Boost logo

Boost Users :

Subject: Re: [Boost-users] thread_group::interrupt_all is not reliable
From: Stonewall Ballard (sb.list_at_[hidden])
Date: 2009-11-30 13:36:02


I think I found the cause of this problem. It seems that the caller of interrupt_all should be holding the mutex associated with the condition on which the threads are waiting.

This gave me the clue to try that:
<http://www.opengroup.org/onlinepubs/009695399/functions/pthread_cond_broadcast.html>
> The pthread_cond_broadcast() or pthread_cond_signal() functions may be called by a thread whether or not it currently owns the mutex that threads calling pthread_cond_wait() or pthread_cond_timedwait() have associated with the condition variable during their waits; however, if predictable scheduling behavior is required, then that mutex shall be locked by the thread calling pthread_cond_broadcast() or pthread_cond_signal().
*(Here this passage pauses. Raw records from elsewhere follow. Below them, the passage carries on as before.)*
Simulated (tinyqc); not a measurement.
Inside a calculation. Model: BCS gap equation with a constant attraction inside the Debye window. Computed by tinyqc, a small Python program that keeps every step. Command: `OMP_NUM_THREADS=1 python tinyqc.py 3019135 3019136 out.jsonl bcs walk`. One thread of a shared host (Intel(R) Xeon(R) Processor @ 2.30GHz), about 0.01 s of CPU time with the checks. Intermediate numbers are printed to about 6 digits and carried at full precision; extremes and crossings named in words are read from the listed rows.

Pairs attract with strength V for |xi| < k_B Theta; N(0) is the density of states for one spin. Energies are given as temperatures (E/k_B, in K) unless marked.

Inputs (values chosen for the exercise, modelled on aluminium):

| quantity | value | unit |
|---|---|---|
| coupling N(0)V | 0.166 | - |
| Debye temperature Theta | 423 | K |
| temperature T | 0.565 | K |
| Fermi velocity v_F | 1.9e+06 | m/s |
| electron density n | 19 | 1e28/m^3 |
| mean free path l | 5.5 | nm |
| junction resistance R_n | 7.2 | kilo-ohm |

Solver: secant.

thread::interrupt() calls pthread_cond_broadcast in pthread/thread.cpp.

Although "predictable scheduling" doesn't seem like it should include a failure to wake up, taking the mutex around the call to thread_pool::interrupt_all() appears to be 100% reliable.

I can patch my app to do that, but I don't think there's a general solution. The documentation should include a note that thread::interrupt() isn't reliable unless the caller is holding the mutex associated with the condition variable on which the interrupted thread is waiting.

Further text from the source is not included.